Abstract:
This study convenes Indigenous voices from a grassroots educational project working through an immersion and bilingual school. Here, I examine the educational effort of an Indigenous cooperative for language revitalization. Tosepan Titataniske started Tosepan Kalnemachtiloyan (‘The school of All’ in Nahuat) as a critical response to the language shift that has long been present in the region, and the inequalities Indigenous children endure in the public education system. Tosepan Kalnemachtiloyan’s curriculum follows some seemingly simple guidelines: “Esta es una escuela indígena, campesina y cooperativa” [This is an Indigenous, farming, cooperative school].

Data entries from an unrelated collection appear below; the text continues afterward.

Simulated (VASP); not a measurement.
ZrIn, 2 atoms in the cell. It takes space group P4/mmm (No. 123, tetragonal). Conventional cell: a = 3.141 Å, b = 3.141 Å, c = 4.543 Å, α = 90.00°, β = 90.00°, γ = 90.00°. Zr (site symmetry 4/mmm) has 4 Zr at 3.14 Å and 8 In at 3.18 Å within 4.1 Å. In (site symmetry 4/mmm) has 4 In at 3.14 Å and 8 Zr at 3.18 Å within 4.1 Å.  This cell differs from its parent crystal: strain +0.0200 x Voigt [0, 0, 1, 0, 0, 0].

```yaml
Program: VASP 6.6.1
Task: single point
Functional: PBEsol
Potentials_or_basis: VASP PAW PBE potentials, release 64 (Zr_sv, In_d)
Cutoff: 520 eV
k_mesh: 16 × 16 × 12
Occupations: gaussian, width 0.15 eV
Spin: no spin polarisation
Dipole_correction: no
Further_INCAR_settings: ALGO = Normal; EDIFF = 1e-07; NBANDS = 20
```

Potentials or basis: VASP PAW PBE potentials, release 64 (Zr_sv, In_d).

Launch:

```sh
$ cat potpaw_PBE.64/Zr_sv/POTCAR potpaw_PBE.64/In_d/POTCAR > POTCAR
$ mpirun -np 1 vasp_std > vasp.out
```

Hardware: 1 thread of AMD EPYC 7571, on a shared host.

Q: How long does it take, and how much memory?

Through a critical ethnography, I identified three central elements in a constant evolving interaction within the work of the Indigenous school. 1) The school’s language planning, 2) their work towards Yeknemilis (an Indi-genous nahuat concept meaning ‘vida buena’), and its decolonising resonances, and 3) the representation of Indigenous identity through the linguistic landscape. Despite the challenging context, these voices bring new echoes of the Indigenous language and culture. They have the potential to illuminate a way to support Indigenous bilingual schools in Mexico, and elsewhere. Through this study, I want to communicate what I have been able to see within Tosepan, and the future I have dared to imagine.